She considers that an inversion took place during these discussions on what would really be positive for Brazil and what would be aligned with foreign interests. “Brazilian society is being fooled when they say that preservation is international, as if agribusinesses were not in the hands of international companies. I would say that agribusiness is international and conservation is Brazilian”, she adds.

Brazilian Academy of Sciences

In a note disclosed this Thursday, May 26, Brazil’s Academy of Sciences (ABC) and Brazil’s Society for the Progress of Science (SBPC) proposed to the federal government a two-year deadline in order to build a new Forest Code. Both institutions classify as brash the decision made by federal congressmen, since they did not take into account scientific and technological aspects in approving the law’s proposal.

The note, that considers the need to revise the law of 1965, states that Parliament never formally invited ABC or SBPC for discussions on the substitutive approved. It also says that two letters had been sent to congressmen and to the presidential candidate warning of this need for more time and more in-depth discussions on the topic of the Forest Code.

Both institutions also made it clear that they are still at the disposal of the Senate to discuss the new code. The note also leaves no doubt that criticisms to the Code have no connection with environmentalist or ruralists movements, but rather that they are made in the name of the country’s sustainability. ABC and SBPC created in July last year a Workgroup to discuss changes in environmental laws. The proposals were made into a book issued in March this year.

The letter also acknowledges the contribution of agribusiness towards the production of food and Brazil’s trade balance, but it highlights that the increasing of agribusiness must occur without damages to the preservation and conservation of the country’s natural resources.
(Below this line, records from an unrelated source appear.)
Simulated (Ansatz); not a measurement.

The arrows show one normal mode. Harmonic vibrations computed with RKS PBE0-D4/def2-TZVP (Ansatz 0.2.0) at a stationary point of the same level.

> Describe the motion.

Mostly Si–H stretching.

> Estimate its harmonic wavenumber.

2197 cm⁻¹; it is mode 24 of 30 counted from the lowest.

What specialists have to say

““From now on, the Legal Reserve can change to 50% in many States and contain exotic species. In other words, in practice the Legal Reserve will change from 80%, not to 50%, but to 25%. What we are actually saying is that 55% can be legally deforested. This is what this Code is preparing for the Amazon” Jean Paul Metzguer, professor of the University of São Paulo (USP)

“If Dilma Rousseff does not veto anything in the Code, as approved by the House of Representatives, there’s a risk of increased deforestation. The feeling of impunity shows that deforestation can continue. The president must enter the game because she hasn’t until now” Paulo Barreto, researcher of the Man and Environment of the Amazon Institute (Imazon)

“The voting of this Code and its approval as it is, with regard to the Amazon, represents the loss of a fantastic potential capable of improving the lives of most of the regional population, as well as the loss of vast riches for Brazil” Bertha Becker, professor emeritus of the Federal University of Rio de Janeiro (UFRJ) and member of Brazil’s Academy of Sciences

“Brazil is an unfair country. It does not deserve the blood shed by Brazilians that protect its forests. The approval of the new Forest Code on the same day in which two extractivism leaderships were murdered rekindles the same causes that led to the assassination of Chico Mendes, deforestation within inhabited and protected portions of the forest. It is urgent to find a balance between the environment and agriculture in order to avoid widespread conflicts in the Amazon.” Mary Allegretti, anthropologist and visiting professor of the universities of Yale, Chicago, Florida and Wisconsin-Madison, in the US.